Whether you love them or hate them, Microsoft is willing to pay you cold, hard cash just for using their Live.com cashback service to buy things online. The idea is that you simply use their search engine to compare products and prices, then click-through to the selected online store. When you make your purchase, you earn cashback from Microsoft. Easy as that.

Keep saving money each time you use Live Search cashback. Every time you make a qualifying purchase, we’ll send you an email to confirm your Live Search cashback savings. Usually 60 days after your purchase (although this time period may vary for some stores), and when your cashback account reaches a balance of at least $5, you can claim your cold, hard cash.

Microsoft wants to increase exposure to their search engine, and they may have some success by paying people in this manner. They hope that by offering this juicy incentive, you will not only use their search engine for online shopping, but for all your other search-related needs. Hmm, maybe they will win a few converts.

Now let me tell you how it really works. Google will continue to dominate the search arena, and people like myself will simply click-through to a specific store when buying things online just to harvest the cash from Microsoft.

Speaking of which, here is a list of stores (sorted alphabetically). With regard to technology, I’m pleased to see Newegg.com on the list – currently earning 5.5% cashback.

If you’re a TigerDirect fan, you can earn 10% cashback from Microsoft! Some other examples currently include:

  • Lenovo – 10% cashback
  • Overstock.com – 4 to 14% cashback
  • Creative Products – 10% cashback
  • Shop4tech.com – 12% cashback

If you’re planning a new computer build from Newegg anytime soon, or are eyeing a new Lenovo laptop, you should use the Live cashback system and let Microsoft reimburse part of the cost to you. It certainly won’t cost you anything extra to do so.

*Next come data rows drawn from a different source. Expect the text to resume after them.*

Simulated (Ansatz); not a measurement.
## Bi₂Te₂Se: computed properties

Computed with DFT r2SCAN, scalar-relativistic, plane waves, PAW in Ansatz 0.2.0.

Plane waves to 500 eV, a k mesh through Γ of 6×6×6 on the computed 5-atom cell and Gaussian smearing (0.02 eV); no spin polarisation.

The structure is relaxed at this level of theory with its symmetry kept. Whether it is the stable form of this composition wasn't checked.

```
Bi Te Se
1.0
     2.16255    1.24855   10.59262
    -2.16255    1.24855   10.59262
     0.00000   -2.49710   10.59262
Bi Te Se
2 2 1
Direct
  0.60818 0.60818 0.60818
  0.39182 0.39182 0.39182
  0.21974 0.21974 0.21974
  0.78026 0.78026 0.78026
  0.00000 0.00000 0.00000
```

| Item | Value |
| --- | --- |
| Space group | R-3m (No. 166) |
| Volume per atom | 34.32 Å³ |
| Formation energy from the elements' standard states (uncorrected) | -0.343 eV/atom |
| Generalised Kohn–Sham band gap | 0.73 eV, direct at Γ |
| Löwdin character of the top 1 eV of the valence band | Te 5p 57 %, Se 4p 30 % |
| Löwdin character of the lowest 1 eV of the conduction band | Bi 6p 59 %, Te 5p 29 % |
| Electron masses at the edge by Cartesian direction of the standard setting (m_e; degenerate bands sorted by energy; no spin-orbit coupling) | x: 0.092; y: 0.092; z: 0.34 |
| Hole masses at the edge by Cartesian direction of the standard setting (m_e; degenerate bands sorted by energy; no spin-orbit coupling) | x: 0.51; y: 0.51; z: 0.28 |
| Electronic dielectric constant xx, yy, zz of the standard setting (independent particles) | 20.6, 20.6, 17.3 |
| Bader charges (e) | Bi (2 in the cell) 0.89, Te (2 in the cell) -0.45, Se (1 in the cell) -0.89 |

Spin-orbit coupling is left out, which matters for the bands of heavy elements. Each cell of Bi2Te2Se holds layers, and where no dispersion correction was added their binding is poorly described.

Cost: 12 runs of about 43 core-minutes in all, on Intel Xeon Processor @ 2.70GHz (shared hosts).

Check it out: a few days ago I decided to buy a new USB flash drive from Newegg, so I clicked-through, spent a whopping $9 on a drive from Crucial, and then checked my Live cashback account. Lo and behold, $0.50 had already been deposited into my account. I’m rich!

Once I hit $5, Microsoft will pay me (through PayPal, direct deposit, or a mailed check). Hmm, I wonder if I have any friends who will let me buy parts for them online (then pay me back in cash)? Earning cashback could turn into a side job!